Rich, creamy, sweet – Butternut Squash and Apple Soup is a dutch oven full of fall flavors. If you like sweet potato casserole, you’ll love the warm spices and brown sugar this soup delivers.
Click here to jump to…
Butternut Squash Soup with Apple
The best thing about fall is the flavors; between fresh-picked apples, ripe from the garden squash, and straight from the herb box herbs – it just doesn’t get much better. The cooler days can have you almost tasting fall in the air. And the cooler nights beg for something hearty and warm. And while Apple Pie is most definitely, and immediately, on my list of classic fall dishes to make – we have to eat dinner too!
The best thing about using apples in any dish is the wide variety at your fingertips. Some recipes such as Apple Pie require a specific set of apples for the best results. Other recipes like this one are much more forgiving. So whether you’re in the beginning of the season where Macs and Honeycrisps are plentiful, or later in the season where you can pick your own Granny Smiths, like wine, if it’s delicious to eat right from the tree then it will be perfect for the soup.
How to Make Butternut Squash and Apple Soup
Start by preparing your squash by using the tips below.
Next, prep the other ingredients for the soup. Cut the carrots into chunks, all of even size, and quarter the white onions. Add butter and olive oil to the dutch oven over medium heat on the stovetop. Once the butter is melted, add in the carrots. Saute for 5-10 minutes until they are becoming tender. Add the onion wedges in and saute for another 5 minutes.
Next is my favorite part. Add in the cored and diced apples. Some recipes may have you remove the skin. However, since we are pureeing the soup and the skin of the apple holds the most nutrients, we’re going to leave it on. As the apples begin to break down, add in the honey, brown sugar, and spices. For spices we’re using a Pumpkin Spice blend (cinnamon, nutmeg, clove, allspice, and ginger) plus 1 Tablespoon of fresh thyme. Adding the sweets and spices before adding the broth and squash will give the spices a chance to really cook-out, enhance flavors, and the sugars a chance to caramelize without getting muddled.

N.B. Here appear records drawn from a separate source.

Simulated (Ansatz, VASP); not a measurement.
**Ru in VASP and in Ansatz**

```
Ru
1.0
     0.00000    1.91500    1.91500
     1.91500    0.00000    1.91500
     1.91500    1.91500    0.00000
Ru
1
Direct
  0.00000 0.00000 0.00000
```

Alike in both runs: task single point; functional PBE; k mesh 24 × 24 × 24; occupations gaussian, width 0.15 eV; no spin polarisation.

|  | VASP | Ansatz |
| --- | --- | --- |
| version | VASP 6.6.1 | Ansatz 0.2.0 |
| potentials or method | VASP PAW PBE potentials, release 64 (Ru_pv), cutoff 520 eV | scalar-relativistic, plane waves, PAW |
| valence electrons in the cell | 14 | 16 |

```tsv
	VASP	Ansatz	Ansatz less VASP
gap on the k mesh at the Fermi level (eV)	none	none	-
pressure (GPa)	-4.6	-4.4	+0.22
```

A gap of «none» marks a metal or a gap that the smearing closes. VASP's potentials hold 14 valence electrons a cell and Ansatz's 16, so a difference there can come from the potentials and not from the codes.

To bring this all together we will add the prepared squash and broth. Mix well and use an immersion blender to get the creamy, smooth texture Butternut Squash soup is known for.
At this point, you can store it to enjoy later or even can it to preserve for during the winter months. This recipe makes just over a quart of prepared soup. Leaving you enough to have a bowl now, plus a full quart canned for those winter months that scream for a hearty soup.
Note: The final step in this soup is to add cream. If you are going to can this soup, you’ll want to omit the heavy cream until you’re ready to serve. Then during the heating process prior to serving, you’ll add in the heavy cream. This gives a beautiful, silky texture to the soup.
Tips for Cooking Butternut Squash
Butternut squash has got to be one of the harder squashes to prep. Typically you would use a peeler to remove the outer skin on the squash. However, in doing so you’ll find a sticky sap-like substance that reveals itself and can make quite a mess. Some recipes will require you to do this step in order to get beautiful chunks, but since we are pureeing the soup anyhow, I decided to make this a little less labor-intensive.
Start by preheating the oven to 425F. Using a sharp knife and a cutting board, cut the squash lengthwise all the way through. Use a spoon to scrape out the seeds and inner membranes.
Next, brush a light coat of olive oil, salt, and pepper onto the “meat” of the squash. Place meat side down on a baking sheet and into the oven for about 45 minutes to an hour depending on the size of the squash. You’ll know it’s done cooking when the outer skin is browning and becomes fork-tender.
Flip the squash over and it should be slightly caramelized. Use a fork and/or spoon, to scoop out the inner meat.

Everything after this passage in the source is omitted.